Log likelihood function for GDA(Gaussian Discrimin

2019-09-11 04:47发布

问题:

I am having trouble understanding the likelihood function for GDA given in Andrew Ng's CS229 notes.

l(φ,µ0,µ1,Σ) = log (product from i to m) {p(x(i)|y(i);µ0,µ1,Σ)p(y(i);φ)}

The link is http://cs229.stanford.edu/notes/cs229-notes2.pdf Page 5.

For Linear regression the function was product from i to m p(y(i)|x(i);theta) which made sense to me. Why is there a change here saying it is given by p(x(i)|y(i) and that is multiplied by p(y(i);phi)? Thanks in advance

回答1:

The starting formula on page 5 is

l(φ,µ0,µ1,Σ) = log <product from i to m> p(x_i, y_i;µ0,µ1,Σ,φ)

leaving out the parameters φ,µ0,µ1,Σ for now, that can be simplified to

l = log <product> p(x_i, y_i)

using the chain rule you can convert that to either

l = log <product> p(x_i|y_i)p(y_i)

l = log <product> p(y_i|x_i)p(x_i).

In the page 5 formula, the φ is moved to p(y_i), because only p(y) depends on it.

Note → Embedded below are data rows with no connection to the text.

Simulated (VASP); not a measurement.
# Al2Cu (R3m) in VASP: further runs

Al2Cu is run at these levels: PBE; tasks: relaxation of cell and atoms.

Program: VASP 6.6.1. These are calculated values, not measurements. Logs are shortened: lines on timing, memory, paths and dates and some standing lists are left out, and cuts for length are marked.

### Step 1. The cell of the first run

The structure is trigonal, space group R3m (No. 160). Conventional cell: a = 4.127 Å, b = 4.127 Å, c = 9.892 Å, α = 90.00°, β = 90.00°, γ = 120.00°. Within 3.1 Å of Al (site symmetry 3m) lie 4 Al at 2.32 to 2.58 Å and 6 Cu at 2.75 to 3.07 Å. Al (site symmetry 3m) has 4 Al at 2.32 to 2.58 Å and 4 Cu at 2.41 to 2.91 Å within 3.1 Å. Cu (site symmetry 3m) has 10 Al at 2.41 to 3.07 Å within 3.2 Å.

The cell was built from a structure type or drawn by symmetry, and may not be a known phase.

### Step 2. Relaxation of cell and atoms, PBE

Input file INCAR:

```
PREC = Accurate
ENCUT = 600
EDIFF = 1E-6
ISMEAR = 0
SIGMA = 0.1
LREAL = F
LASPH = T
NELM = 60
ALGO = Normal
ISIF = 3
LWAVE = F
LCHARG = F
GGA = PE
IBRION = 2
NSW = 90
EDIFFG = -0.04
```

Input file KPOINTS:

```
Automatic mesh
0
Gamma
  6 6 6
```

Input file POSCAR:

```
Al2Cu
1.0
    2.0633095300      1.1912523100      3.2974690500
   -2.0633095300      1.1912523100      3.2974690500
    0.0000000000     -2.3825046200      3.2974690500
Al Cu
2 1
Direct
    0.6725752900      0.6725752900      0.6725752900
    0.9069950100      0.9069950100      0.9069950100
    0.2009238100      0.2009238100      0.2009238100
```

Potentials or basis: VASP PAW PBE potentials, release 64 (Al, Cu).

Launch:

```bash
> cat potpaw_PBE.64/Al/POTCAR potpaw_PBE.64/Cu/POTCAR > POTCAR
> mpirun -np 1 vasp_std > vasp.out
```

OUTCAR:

The likelihood starts with the joint probability distribution p(x,y) instead of the conditional probability distribution p(y|x), which is why GDA is called a generative model (models from x to y and from y to x), while logistic regression is considered a discriminatory model (models from x to y, one-way). Both have their advantages and disadvantages. There seems to be a chapter about that further below.